The text of the CPSL statement: “Beneath the rhetoric of “economic democracy” lies a technocratic document that prioritises lender confidence over public empowerment, and party consolidation over structural transformation.

The budget speech omits any serious analysis of the global and local economic context, particularly the imperialist financial architecture that continues to extract value from the Global South through debt, ISBs, and structural adjustment.

The speech is saturated with fiscal jargon and macroeconomic metrics, clearly aimed at multilateral institutions (IMF, WB, ADB) rather than the Sri Lankan public. This alienates the very people the NPP claims to represent.

Despite AKD’s purported Marxist credentials, there is no mention of imperialist exploitation, financialisation, or the deindustrialisation of the Global North that has shifted production (and debt burdens) to the Global South.

The threat of war, driven by imperialist attempts to reassert dominance through military means, is ignored, despite its direct implications for Sri Lanka’s geopolitical and economic stability.

The budget introduces US dollar–denominated local bonds, ostensibly to absorb excess forex liquidity in local banks. This adds to the external debt burden and exposes the country to additional currency risk. Debt repayments already consume nearly two-thirds of recurrent expenditure, yet the government boasts of Rs 1 trillion in “savings”—a misleading claim, as one-third of this is invested in high-interest treasury bills, effectively indebting the state to itself.

Crucially, the debt repayment projections presented in the budget need to be re-examined. For instance, Sri Lanka’s interest and capital repayment obligations in 2028 pertaining to International Sovereign Bonds (ISBs) alone amount to approximately USD 935 million. Even if the foreign debt stock remains unchanged at 2025 levels, this sum will still be required to service interest and partial principal repayment on the so-called “Past Due Interest (PDI) bond.” This reality raises serious questions about the President’s recent assurances that there is “nothing to worry about” regarding future debt payments.

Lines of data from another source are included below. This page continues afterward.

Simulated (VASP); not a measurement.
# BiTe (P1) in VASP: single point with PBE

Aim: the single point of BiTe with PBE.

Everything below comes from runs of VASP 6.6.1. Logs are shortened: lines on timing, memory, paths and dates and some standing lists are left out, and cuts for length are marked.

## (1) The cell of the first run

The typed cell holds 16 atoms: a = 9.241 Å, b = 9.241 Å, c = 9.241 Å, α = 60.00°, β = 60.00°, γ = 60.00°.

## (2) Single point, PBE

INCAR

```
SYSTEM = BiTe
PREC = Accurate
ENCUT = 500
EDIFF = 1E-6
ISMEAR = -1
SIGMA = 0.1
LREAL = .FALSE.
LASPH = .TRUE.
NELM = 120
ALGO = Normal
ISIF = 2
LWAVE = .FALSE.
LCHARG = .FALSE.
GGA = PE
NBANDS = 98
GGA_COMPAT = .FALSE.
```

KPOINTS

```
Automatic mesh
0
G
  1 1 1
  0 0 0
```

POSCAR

If the government indeed refrains from any new borrowing in 2026—even from development partners such as the ADB or World Bank—such a repayment trajectory would imply a self-imposed austerity of unprecedented magnitude. On the other hand, if the government proceeds with plans to raise roughly USD 300 million domestically in 2026, interest payments alone—at an estimated 7%—would add a further USD 21 million to the 2028 repayment bill. None of this appears to be reflected in the President’s confident assertion that “we will pay.” The statement, while politically soothing, conceals the structural fragility of Sri Lanka’s debt position and the contradiction between the rhetoric of fiscal sovereignty and the arithmetic of debt servicing.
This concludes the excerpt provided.